Alumni portfolios

  • "Inertia Rocker," heavy with a very smooth and steady rock.
    "Inertia Rocker," heavy with a very smooth and steady rock.
  • "Sliding Slivers Coffee Table," made with Spalted Maple and Paduak or Qrt. Fig.
    "Sliding Slivers Coffee Table," made with Spalted Maple and Paduak or Qrt. Fig.
  • "Sliding Slivers Coffee Table," made with Walnut and Holly.
    "Sliding Slivers Coffee Table," made with Walnut and Holly.
  • "The Zebra Dresser," Zebrawood with Nickel plated handles and solid Maple drawers.
    "The Zebra Dresser," Zebrawood with Nickel plated handles and solid Maple drawers.
  • "Infinity Table," simple and elegant, featuring a continuous run of walnut and floating planks of Curly Maple.
    "Infinity Table," simple and elegant, featuring a continuous run of walnut and floating planks of Curly Maple.
  • "Bambungalo Media Console," inspired by the concept of texture.
    "Bambungalo Media Console," inspired by the concept of texture.

Aren Irwin

Biography 

I have always enjoyed making things with my hands. There is something very rewarding about taking an idea in my head and seeing it through to a final creation through the manipulation of raw materials. As a boy growing up outside of Philadelphia, I remember my dad going out to mow the lawn, only to find a dismantled lawnmower, and me, sitting in the driveway with his tools and a bunch of oddly familiar wheels and bolts. Little did he know that I was in the middle of creating my latest on-the-fly go-cart invention. Despite my dad's huffing and puffing, I could still see the sense of pride in his eyes. In fact, I often felt a tremendous amount of encouragement and support from both of my parents to develop and express my creative side.

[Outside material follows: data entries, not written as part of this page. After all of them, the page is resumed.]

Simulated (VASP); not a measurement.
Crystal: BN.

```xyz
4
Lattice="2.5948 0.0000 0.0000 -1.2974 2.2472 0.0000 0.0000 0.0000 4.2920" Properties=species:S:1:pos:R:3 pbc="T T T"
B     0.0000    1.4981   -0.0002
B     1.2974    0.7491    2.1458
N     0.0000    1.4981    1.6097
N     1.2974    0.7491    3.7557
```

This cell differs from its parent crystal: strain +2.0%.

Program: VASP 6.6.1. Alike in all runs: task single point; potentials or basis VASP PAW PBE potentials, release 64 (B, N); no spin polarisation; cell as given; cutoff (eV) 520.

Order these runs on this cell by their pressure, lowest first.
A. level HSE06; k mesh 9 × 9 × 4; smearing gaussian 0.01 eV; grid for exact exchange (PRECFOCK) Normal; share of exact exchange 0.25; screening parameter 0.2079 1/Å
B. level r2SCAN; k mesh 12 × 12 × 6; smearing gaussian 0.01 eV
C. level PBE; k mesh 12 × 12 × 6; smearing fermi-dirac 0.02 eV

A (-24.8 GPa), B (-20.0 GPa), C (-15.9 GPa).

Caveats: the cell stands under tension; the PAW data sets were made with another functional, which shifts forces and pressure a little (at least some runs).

So it is fitting that I went on to study Architecture and Three-Dimensional Design at Washington University in St. Louis. There I was introduced to many of the fundamental design principles that have stuck with me to this day. I was also exposed to a wide variety of types of design, not only architecture, but also engineering, sculpture, theatrical set design, and perhaps most importantly, furniture design. What intrigued me most about furniture was its scale, opportunity for detail, and potential for one to interact with it. Best of all, it was something that I could make with my hands.

For the past fifteen years, furniture has been the focus of my professional career. I have worked for various custom cabinet and furniture companies, designed and built furniture on private commission, and have taught woodworking and furniture design at the high school level. This passion has taken me all over the country—from St. Louis, to Seattle, to New Jersey, and now ... to Albuquerque.

Statement 

People often ask me what style of furniture I make. I struggle to find an answer. Though I am continually looking for inspiration and ideas from past and current styles, each piece I make varies a great deal in its form and in the process used to create it, and rarely ends up resembling any one style. Having a background in Architecture, I draw heavily from architectural forms. In addition, my work often demonstrates a strong sense of geometry and concept. I like to think of my furniture as a type of 3-dimensional metaphor, and hope that it inspires people to interact with it on a more personal level.